Transforming consequences of technology

By Justin Gillis and Jonathan Krim
The Washington Post

Despite the slow pace of commercialization, one blockbuster nanotech product has already come to market. And the brief history of that product illustrates how nanotechnology could eventually upend the world’s marketplace.

In late 1988, Stuart S.P. Parkin, a scientist at IBM, picked up on a strange new finding related to magnetism in an obscure physics journal. The work had been done at exceedingly cold temperatures, but Parkin soon achieved the same effect at room temperature.

IBM launched a huge commercial push. In the late 1990s, the company brought out computer disk drives that could store many gigabytes of information in a small space. This was true nanotechnology, for it depended on a new magnetic detector made of incredibly thin layers of metals, including a layer of ruthenium less than one-third of a nanometer thick. “We
really are building these structures atomic layer by atomic layer,” Parkin said.

The extreme sensitivity of the detector meant that IBM could squeeze many, many more units of information onto a computer disk. IBM’s success threw the world of computer disk makers into turmoil. “The technology was so superior that everyone else had to start buying parts from IBM, because they couldn’t manufacture competitive drives,” said Thomas Theis, the IBM research executive.

Disk makers weren’t the only industry roiled by this discovery, though.

The capacious disk drives, now able to store hundreds of gigabytes of data, are the critical piece of technology that has made it possible to download huge amounts of music from the Internet onto a computer, or to turn a massive collection of compact discs into a digital library that fits on a device like an iPod. The key component of an iPod is a tiny computer disk based on IBM’s breakthrough.

Record companies, their business plummeting as illegal file sharing has risen, are scrambling to find a new business model that works in a world of spacious disk drives. Many people have stopped buying compact discs, and record stores are going down the tubes. Movie companies are fighting frenzied court battles to keep from falling victim to the same fate as the music companies.

Film and camera companies have been thrown into turmoil, too, for disk drives make it possible to store thousands of pictures electronically, rendering digital photography cheap and convenient. The film business is sinking, and Eastman Kodak Corp., one of the icons of American business, is reeling.

Parkin said the drives can even be credited with making the Internet in its present form possible. The World Wide Web pages that companies and universities create are all stored on computer disks, and if IBM or somebody else had not made the breakthrough, Parkin said, there would be no place to keep such a huge amount of digital information.

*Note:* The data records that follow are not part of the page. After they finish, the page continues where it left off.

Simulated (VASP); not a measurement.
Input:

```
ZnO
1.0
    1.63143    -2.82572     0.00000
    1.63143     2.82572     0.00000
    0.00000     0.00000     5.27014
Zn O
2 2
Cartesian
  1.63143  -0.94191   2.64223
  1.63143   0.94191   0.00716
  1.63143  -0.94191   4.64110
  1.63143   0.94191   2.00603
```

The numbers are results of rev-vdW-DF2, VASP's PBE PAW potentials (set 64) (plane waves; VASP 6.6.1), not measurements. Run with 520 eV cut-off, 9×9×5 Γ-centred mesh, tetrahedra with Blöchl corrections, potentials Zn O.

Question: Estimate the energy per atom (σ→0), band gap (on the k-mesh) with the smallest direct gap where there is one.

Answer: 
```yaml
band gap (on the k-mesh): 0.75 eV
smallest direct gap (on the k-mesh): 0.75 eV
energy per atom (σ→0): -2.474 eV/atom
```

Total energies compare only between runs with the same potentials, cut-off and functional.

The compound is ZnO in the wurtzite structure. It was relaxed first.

IBM recently sold its computer disk business, but its scientists, including Parkin, are back in the lab, using nanotechnology to look for new data storage techniques that will render their last one obsolete.

“There isn’t any human artifact that we manufacture that won’t eventually be dependent on the kinds of discoveries being made in laboratories now,” Theis said. “The long-term consequences of this technology are going to be truly transforming. The trouble is, you can’t predict the details of what that world will be like.”